This is documented in crypt(3)’s manpage, which you can find via shadow(5)’s manpage, or passwd(5)’s. Those links are appropriate for modern Linux-based systems; the description there is:
If salt is a character string starting with the characters "$id$" followed by a string optionally terminated by "$", then the result has the form:
$id$salt$encrypted
id identifies the encryption method used instead of DES and this then determines how the rest of the password string is interpreted. The following values of id are supported:
ID | Method ───────────────────────────────────────────────────────── 1 | MD5 2a | Blowfish (not in mainline glibc; added in some | Linux distributions) 5 | SHA-256 (since glibc 2.7) 6 | SHA-512 (since glibc 2.7)
 Blowfish, also known as bcrypt, is also identified by prefixes 2, 2b, 2x, and 2y (see PassLib’s documentation).

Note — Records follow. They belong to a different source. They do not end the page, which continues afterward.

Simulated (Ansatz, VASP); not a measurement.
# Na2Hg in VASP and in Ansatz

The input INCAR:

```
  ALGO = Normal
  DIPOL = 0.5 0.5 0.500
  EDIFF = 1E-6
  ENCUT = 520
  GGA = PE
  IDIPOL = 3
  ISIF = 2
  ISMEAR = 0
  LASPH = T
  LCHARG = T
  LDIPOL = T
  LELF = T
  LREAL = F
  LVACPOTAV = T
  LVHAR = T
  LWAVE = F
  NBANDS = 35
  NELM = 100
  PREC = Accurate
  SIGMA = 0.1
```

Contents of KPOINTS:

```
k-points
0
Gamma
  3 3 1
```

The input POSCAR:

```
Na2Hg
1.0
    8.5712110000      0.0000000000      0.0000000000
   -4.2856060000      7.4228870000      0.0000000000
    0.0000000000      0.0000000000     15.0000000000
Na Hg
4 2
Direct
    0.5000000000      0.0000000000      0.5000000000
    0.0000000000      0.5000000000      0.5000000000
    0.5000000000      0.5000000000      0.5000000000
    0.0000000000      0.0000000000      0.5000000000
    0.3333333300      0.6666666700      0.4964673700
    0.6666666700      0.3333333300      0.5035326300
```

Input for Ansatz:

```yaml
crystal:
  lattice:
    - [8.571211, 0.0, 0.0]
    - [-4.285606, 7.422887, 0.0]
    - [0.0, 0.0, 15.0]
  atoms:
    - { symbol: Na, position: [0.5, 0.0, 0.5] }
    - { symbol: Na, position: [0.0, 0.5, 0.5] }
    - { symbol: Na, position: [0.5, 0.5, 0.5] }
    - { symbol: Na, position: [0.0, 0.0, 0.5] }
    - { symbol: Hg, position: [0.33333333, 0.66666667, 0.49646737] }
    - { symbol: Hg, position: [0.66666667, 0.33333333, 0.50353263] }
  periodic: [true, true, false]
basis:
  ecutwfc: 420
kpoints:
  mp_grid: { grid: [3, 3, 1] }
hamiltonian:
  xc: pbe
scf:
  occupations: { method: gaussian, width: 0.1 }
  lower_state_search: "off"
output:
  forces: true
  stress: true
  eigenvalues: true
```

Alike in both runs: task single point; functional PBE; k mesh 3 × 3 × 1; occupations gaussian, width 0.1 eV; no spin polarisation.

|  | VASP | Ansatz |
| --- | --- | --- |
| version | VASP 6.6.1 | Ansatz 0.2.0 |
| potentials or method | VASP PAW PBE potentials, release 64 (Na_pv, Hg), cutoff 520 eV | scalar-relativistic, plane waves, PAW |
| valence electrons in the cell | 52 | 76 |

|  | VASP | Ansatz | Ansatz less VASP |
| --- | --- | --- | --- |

 So if a hashed password is stored in the above format, you can find the algorithm used by looking at the id; otherwise it’s crypt’s default DES algorithm (with a 13-character hash), or “big” crypt’s DES (extended to support 128-character passwords, with hashes up to 178 characters in length), or BSDI extended DES (with a _ prefix followed by a 19-character hash).
Some distributions use libxcrypt which supports and documents quite a few more methods:
- y: yescrypt
- gy: gost-yescrypt
- 7: scrypt
- sha1: sha1crypt
- md5: SunMD5
 Other platforms support other algorithms, so check the crypt manpage there. For example, OpenBSD’s crypt(3) only supports DES (which is the default since Unix V7) and Blowfish, which it identifies using the id “2b”.